Unsurprisingly, then, when schools in Mississippi were finally forced to integrate, the black children who did so often faced violence at the hands of their white classmates. That is part of the educational history of the defeated Democratic candidate in the race for the Senate in Mississippi, Mike Espy, who integrated Yazoo City High School in 1969.

Mr. Espy attended a parochial school through his first two years of high school, then it closed and he enrolled at Yazoo City High School. He was the only black student in his class and remembers having to carry a stick with him during the day to fend of the physical attacks he often faced when the teacher left the room. In 1970, he was joined by his twin sister, Althea Michelle, and 15 other black students.

Reflecting on the difference between his experience integrating a public school and that of Ms. Hyde-Smith, he said, “If the story is correct, she consciously made a decision to separate, and my parents consciously made a decision to be inclusive.”
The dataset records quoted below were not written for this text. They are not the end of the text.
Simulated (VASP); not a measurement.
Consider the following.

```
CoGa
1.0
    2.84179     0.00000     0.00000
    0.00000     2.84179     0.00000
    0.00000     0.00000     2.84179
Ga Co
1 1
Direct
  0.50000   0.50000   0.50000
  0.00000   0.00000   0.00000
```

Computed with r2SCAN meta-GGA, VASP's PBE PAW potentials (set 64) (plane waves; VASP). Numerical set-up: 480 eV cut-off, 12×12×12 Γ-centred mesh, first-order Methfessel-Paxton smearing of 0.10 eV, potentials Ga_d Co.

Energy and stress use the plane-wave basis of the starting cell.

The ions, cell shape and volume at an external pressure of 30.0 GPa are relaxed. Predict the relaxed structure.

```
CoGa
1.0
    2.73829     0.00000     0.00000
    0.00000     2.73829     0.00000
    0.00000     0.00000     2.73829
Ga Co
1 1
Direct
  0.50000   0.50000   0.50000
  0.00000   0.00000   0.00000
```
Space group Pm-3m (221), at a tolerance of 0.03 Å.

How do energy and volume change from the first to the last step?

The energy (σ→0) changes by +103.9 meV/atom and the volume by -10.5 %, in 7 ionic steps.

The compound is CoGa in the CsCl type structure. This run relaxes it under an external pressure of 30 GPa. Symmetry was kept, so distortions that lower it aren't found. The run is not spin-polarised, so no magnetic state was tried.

“So, that’s a Mississippi I want to be a part of — one of diversity, one of inclusion, one of different experiences,” he added. “I decided to use that very difficult time to learn from and try to reach out to people of all races. So, if you compare me and that experience to Cindy Hyde and her experience, I’d rather have my experience.”

Mr. Espy knows that racist violence is no joking matter. We know that his opponent cannot say the same.